Gun Bill Colorado

Colorado Rep. Tom Sullivan, D-Centennial.

Colorado's so-called "red flag" bill will proceed to the Senate after the state House voted Monday to approve it, largely along party lines.

The vote on House Bill 1177, which would allow a judge to order the removal of firearms from those deemed a risk to themselves or to others, was 38-25, with two Democrats — Reps. Bri Buentello of Pueblo and Don Valdez of La Jara — voting with Republicans. 

> RELATED: House committee advances Colorado "red flag" bill after 1st hearing

The vote came after nearly 13 hours of debate Friday on the measure. During that debate Republicans attempted to gut the bill and Democrats offered emotional testimony on their own experiences gun violence.

The House debated the bill for another two hours on Monday.
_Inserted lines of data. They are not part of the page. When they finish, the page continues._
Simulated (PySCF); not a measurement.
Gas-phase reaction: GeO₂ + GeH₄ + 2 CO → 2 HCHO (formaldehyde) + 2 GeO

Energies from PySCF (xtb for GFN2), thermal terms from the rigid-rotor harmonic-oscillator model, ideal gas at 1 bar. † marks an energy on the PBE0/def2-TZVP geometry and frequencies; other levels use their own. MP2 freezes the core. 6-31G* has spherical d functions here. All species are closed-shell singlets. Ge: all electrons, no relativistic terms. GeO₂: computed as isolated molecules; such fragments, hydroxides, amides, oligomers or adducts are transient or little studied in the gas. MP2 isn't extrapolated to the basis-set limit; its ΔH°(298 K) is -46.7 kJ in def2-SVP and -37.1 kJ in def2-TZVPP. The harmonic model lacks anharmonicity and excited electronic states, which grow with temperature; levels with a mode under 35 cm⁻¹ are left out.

The most dramatic testimony came from Democratic Rep. Tom Sullivan of Centennial, whose son, Alex, was murdered in the Aurora theater mass shooting in 2012.

"I worked my tail off to get myself down here" so that he could explain what it's like to go through "the rest of your life without one of your children there ... [and] to ask every one of you to reach inside of yourselves, take a look at my broken heart" and vote in favor of the bill, Sullivan said.

Democratic Rep. Daneya Esgar sobbed as she described her own experience with domestic violence and a mentally ill partner who once held a gun to her head.

The gun jammed, she said through tears.

"It's the only reason I'm here today," she said.

Republicans on Friday offered one amendment after another, with all but one rejected.

The one accepted was submitted by Rep. Lori Saine of Firestone, to require that telephone hearings be recorded and provided to the respondent prior to the issuance of the order, known as an extreme risk protection order. (ERPO).

House Majority Leader Alec Garnett of Denver, one of the bill's main sponsors, offered four other amendments adopted by the House.

One states that if the petitioner comes from law enforcement, that the family is notified about the order, as well as any at-risk third parties.

The notice "must include referrals to appropriate resources, including domestic violence, behavioral health and counseling resources," the amendment stated.

That's in addition to other mental health provisions in the bill, including that the court must consider whether the respondent is in need of mental health services, including a court-ordered evaluation that could result in court-ordered mental health treatment and further evaluation.

The bill was also amended to state that anyone subjected to a temporary ERPO that was false or malicious would be entitled to actual damages, attorneys fees and any other costs.

Republicans, including House Minority Leader Patrick Neville of Castle Rock, continued to claim the bill would result in damage to the reputation and lives of the respondents.

House Bill 1177 opens up "a Pandora’s box to individuals, partners in a one-night stand [who] can urge a judge to intervene. Some will do it to ruin reputations," he claimed.

It also "opens the door to official abuse and personal vendettas that we know from our history are all too real and too likely to occur," Neville stated. It's "a radical departure from the American tradition of fairness. We get secret hearings, hearsay evidence, rush to judgment, confiscation of private property, all based on the fear that person might commit a crime."

Fellow Republican Rep. Mark Baisley of Roxborough Park continued to hammer Monday on what he claims is the lack of due process in a "sloppily written" bill.

When someone is first turned in as a potential risk, they must immediately surrender all firearms and concealed carry permit, and the hearing will be held to determine if the order should be issued, he said. 

"That's one of many instances of constitutional conflict in this bill," Baisley said, adding that the bill does nothing for those with mental illness.

The reaction is not to give them care but to seize their weapons and permit and place them under a 72-hour hold. If the bill really is a mental health response, it needs to look a whole lot different, he said.

Democratic Rep. Mike Weissman of Aurora pointed to how the red-flag law has been viewed in other states. Two — red Indiana and blue Connecticut — have implemented similar laws that have withstood constitutional challenges, he said. Five Republican governors have signed red-flag bills into law. 

He also pointed to a 2008 US Supreme Court decision, District of Columbia v. Heller, which stated that the right to bear arms is not unlimited and is subject to regulation.

The court has since denied at least 88 more cases on the Second Amendment, Weissman said. That shows a court not in a hurry to reconsider that opinion, he added.

"I refuse to do nothing today," he said.